Iraq's government indefinitely postponed a much-anticipated national reconciliation conference as a two-day spree of sectarian revenge killings and insurgent bombings left at least 86 Iraqis dead.
Meanwhile, a militant network that includes al-Qaeda in Iraq announced in a video released on Sunday that it had established an Islamic state in six provinces, a propaganda push in its drive to force the withdrawal of US forces and topple the US-backed Iraqi government.
The Mujahedeen Shura Council -- an umbrella organization of insurgent groups in Iraq -- said the new state was made up of six provinces including Baghdad that have large Sunni populations, along with parts of two other central provinces that are predominantly Shiite.
Responding to the statement, the speaker of the Iraqi parliament, Mahmud al-Meshhedani, derided the group's leaders as "vulgar with no religion, who only kill others under the pretext of jihad [holy war]."
"Those who believe in this council are ignorant and those who follow it are foolish," al-Meshhedani said. "This council caused the sectarian conflict as well the displacement of both Shiites and Sunnis."
The militants' announcement appeared mainly symbolic, since no Iraqi insurgent group has the strength or authority to act as a rival government and none controls territory.
It underscored, however, the weakness of Iraqi Prime Minister Nouri al-Maliki's government and its inability to bring Iraq's deeply divided politicians together.
In announcing postponement of the reconciliation conference, the Ministry of State for National Dialogue said only that the gathering, which was planned for Saturday, had been put off for "emergency reasons out of the control of the ministry."
The move reflected the upheaval that worsening violence has wrought on efforts to stabilize the government and curb bloodshed.
The postponement could deeply damage the al-Maliki administration, which took office just over four months ago vowing to implement a 24-point National Reconciliation plan to heal the nation's severe political wounds.
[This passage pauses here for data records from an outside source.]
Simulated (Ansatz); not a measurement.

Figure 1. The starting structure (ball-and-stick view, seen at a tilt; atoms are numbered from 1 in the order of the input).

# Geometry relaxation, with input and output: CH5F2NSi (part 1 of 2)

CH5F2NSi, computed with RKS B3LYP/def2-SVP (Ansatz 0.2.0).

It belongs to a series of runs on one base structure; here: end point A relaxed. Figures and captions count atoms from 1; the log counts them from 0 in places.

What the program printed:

Al-Maliki did not comment on the postponement, but issued a message to the Iraqi people on Sunday praising them for approving the country's first post-Saddam Hussein Constitution exactly one year ago, while acknowledging the document's adoption had intensified the insurgency.
"It is your vote on the Constitution that forced the terrorists ... to commit horrific massacres against innocent civilians and violate the sanctity of holy places, destroy infrastructure, obstruct reconstruction and services," he said.
Weekend revenge killings among Shiites and Sunnis left at least 63 people dead in Balad, a city north of Baghdad, while 11 people died on Sunday in a series of apparently coordinated bombings of a girls school and other targets in the northern city of Kirkuk.
Extra police flooded into Balad to enforce a curfew and additional security measures were taken in other villages in the region around Kirkuk, 290km north of Baghdad, Interior Ministry spokesman Brigadier Abdul-Karim Khalaf said.
Also on Sunday, the US military announced Iraq's Central Criminal Court had sentenced an al-Qaeda member to death and convicted 64 others on charges of belonging to armed groups and other crimes.
The military's statement did not name the man condemned to death, but said he was a "known member of the al-Qaeda organization."